As you may assume, there is no Thanksgiving celebrations in Japan. Pilgrims did not come to Japan to make peace with the Japanese, and the history of civilization in Japan dates back more than 2000 years ago. Even worse than not having Thanksgiving, was the lack of turkey, or better said the absence of turkey. If there is any turkey meat in Japan, then I have yet to discover where it could be. Luckily I got something from home that reminded me of what I was missing.
Even with the absence of Thanksgiving, I was able to enjoy myself at a ballet performed by a local dance studio. It was a three hour long show that was broken up into three, one hour long acts. It involved strictly ballet numbers along with modern, hip hop dance with an influence derived from ballet. Due to photographs being prohibited during the performance, I wasn’t able to get any great shots, but I did manage to sneak a few towards the end.

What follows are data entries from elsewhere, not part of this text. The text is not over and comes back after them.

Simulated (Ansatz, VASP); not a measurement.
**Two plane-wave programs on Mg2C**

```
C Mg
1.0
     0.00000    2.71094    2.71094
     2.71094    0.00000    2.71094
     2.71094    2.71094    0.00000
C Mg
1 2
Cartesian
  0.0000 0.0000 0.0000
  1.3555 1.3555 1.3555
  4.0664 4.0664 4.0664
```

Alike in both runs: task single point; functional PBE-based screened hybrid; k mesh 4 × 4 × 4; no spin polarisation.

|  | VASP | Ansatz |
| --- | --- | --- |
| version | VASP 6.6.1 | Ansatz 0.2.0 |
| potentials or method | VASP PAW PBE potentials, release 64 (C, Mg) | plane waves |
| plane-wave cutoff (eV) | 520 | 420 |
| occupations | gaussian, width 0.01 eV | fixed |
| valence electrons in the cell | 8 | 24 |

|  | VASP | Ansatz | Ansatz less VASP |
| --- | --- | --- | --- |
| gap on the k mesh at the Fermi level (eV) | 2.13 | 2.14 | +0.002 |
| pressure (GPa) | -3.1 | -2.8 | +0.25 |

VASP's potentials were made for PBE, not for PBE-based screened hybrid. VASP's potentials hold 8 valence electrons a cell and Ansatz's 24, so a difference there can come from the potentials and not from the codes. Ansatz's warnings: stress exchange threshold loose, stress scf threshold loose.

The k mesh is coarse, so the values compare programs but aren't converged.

I was lucky enough to receive some free tickets from my students since their mother is the owner of the dance studio. Not only did we get free tickets, but they were some of the best seats in the auditorium. It was my understanding that teaching is a respectable position in Japan, but I wasn’t quite sure to what extent. In Japanese, 先生(Sensei) means teacher, and after a teachers name it is common to call them sensei. For example, I have been called Brad sensei on occasion. It is a form of respect, built into their language that is probably not even thought of when they say it. Anyways, I always thought it was respectable to be a teacher at the college level, and a normal profession prior to the college level. However, I’ve gotten the impression that English is highly looked upon and appreciated especially when it correlates to the parents who send their students to be taught by me. I had even been asked by one students’ grandmother, “Please teach my grandson English.”
After meeting Yuuki at the airport, we got a beer at Subway and went on to the restaurant at which we had made prior reservations. The restaurant consisted of a padded booth on the ground with a table just above your legs. We were presented with five courses which had been preset and we also chose unlimited drinks over the two hour period that we stayed. It was about $30 each which is a relatively good deal compared to other restaurants I’ve been to in Japan.
This is simply the view looking up from our seat with the meal following.
There were other courses that we had such as sushi, soup, tempura and some others, but I had been drinking so I forgot to take a picture of them…oops.
The next day Yuuki took a trip to Sakae and I followed behind her while she went shopping. The upside to this was I found out were all the Japanese girls hangout on the weekends (don’t tell Yuuki). I pass by this sign about once a week so I finally managed to take a picture of it. It’s the sign before the train to any number of larger cities outside of mine which is 春日井Kasugai. I particularly enjoy the advertisements and the fact that someone slightly taller than me would have to duck their head while walking through here.
While I was being pulled around the city I managed to snap a few shots.
To finish the night we went into the TV tower and had a drink before heading home. Although the view from the top was a bit disappointing it was a relaxing atmosphere on the inside along with a typo to end the night. I didn’t think Cinderella Honeymoon was too hard to spell, but that’s just me.